Let $f:\mathbb{R} \to \mathbb{R}$ be any real function. Must there be a "non-negligible" set $S \subset \mathbb{R}$ such that $f(S)$ is bounded? "Non-negligible" is open to interpretation. We can take it to mean that the closure of $S$ has nonempty interior. Alternatively, we can take it to mean that $S$ has positive measure. A̶l̶t̶e̶r̶n̶a̶t̶i̶v̶e̶l̶y̶,̶ ̶w̶e̶ ̶c̶a̶n̶ ̶s̶i̶m̶p̶l̶y̶ ̶t̶a̶k̶e̶ ̶i̶t̶ ̶t̶o̶ ̶m̶e̶a̶n̶ ̶t̶h̶a̶t̶ ̶$̶S̶$̶ ̶i̶s̶ ̶u̶n̶c̶o̶u̶n̶t̶a̶b̶l̶e̶ (edit: solution to this below). The answerer may choose any of these interpretations (or an alternative one, if he feels it is relevant).
I'm aware of the existence of some pathological functions like the Conway Base $13$ function. This is a function $f:\mathbb{R} \to \mathbb{R}$ with the property that any nonempty open set is mapped to $\mathbb{R}$. However, I'm not sure whether or not this is a counterexample to any of the claims above.

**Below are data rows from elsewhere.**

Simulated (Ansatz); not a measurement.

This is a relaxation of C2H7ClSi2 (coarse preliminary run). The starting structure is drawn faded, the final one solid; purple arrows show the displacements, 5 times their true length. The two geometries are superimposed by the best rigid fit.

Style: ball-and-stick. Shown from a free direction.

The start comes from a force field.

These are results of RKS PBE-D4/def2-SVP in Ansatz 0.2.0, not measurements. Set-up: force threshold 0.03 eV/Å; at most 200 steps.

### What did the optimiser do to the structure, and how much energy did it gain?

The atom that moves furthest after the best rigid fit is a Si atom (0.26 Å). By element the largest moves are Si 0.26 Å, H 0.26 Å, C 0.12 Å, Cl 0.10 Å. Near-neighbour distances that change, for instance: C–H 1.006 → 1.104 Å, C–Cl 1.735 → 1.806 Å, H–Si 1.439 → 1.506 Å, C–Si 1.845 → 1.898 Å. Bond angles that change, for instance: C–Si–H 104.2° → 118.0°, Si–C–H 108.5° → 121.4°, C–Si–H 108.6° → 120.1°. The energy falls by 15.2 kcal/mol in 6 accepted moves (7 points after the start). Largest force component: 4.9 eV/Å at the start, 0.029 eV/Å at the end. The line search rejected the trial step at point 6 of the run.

We can indeed find an uncountable $S \subset \mathbb{R}$ with $f(S)$ bounded. Consider that $$\mathbb{R} = \bigcup_{n \in \mathbb{Z}} f^{-1}([n, n+1])$$ hence there must exist an $n$ such that $f^{-1}([n, n+1])$ is uncountable. Hoping for a stronger result.